I am very lucky to have had the chance today to meet and interact with a few of these prospies at the Rockefeller Center’s open house. I came away with the strong impression that come September, Dartmouth will have an intelligent, worldly and attractive Worst Class Ever.

Last evening at 10:00 pm in Alumni Hall was this year’s “Dimensions Show,” the musical spectacle/burlesque/tomfoolery/farce/propaganda piece that forms the centerpiece of Hard Sell Weekend each year. As that genre goes, it was pretty impressive. (But not as impressive as “H-Croo Show” during DOC Trips.)

The prospies were herded en masse into Alumni Hall to sit Indian-style on the floor—and that room is nowhere near big enough for 600 people—to hear what they were told would be a talk by Dean of the College Thomas Crady on the merits of Dartmouth. Dean Crady did indeed take the improvised stage and begin a fake lecture on “Dartmouth’s administration.” (That he used that phrase was ironically funny, because not only is that the most boring topic about Dartmouth he could possibly have chosen, but it is also the one that presents the College in the very worst possible light.)

Seconds later, one of the student actors walked on stage, confiscated Dean Crady’s microphone, and escorted him off. Then the real show began.

(Incidentally, when I attended Dimensions in April 2006, it was then-Dean of Admissions Karl Furstenberg who gave the boring faux-intro. I had thus expected current Dean of Admissions Maria Laskaris to be the one to do it. Dean Crady has been getting around these days, hasn’t he?)

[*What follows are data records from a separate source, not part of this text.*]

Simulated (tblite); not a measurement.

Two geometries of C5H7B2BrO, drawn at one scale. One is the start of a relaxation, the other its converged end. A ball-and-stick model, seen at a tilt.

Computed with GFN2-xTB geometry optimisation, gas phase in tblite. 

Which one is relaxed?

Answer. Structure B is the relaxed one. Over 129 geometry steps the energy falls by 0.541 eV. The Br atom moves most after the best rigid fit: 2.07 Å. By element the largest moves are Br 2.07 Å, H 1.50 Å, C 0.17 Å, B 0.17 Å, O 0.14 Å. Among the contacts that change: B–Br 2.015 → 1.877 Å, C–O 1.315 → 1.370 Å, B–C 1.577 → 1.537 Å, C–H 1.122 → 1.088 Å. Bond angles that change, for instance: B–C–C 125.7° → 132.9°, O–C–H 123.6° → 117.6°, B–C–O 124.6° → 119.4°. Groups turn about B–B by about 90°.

To be precise, I didn’t attend the show itself. It required a ticket, available to prospies only. (As I said, that room is way to small for the prospies alone.) I tried to crash the party, but the actors were checking tickets pretty carefully, and I didn’t have the emotional energy to argue my way in. (And they had had the sense to lock the exterior doors to Alumni Hall.) I’m not cool enough for that. Wait, no—I’m too cool.

I watched the show from Dartmouth Hall room 105, where it was live-streamed to a large screen for the exclusive viewing of too-cool current students just like me.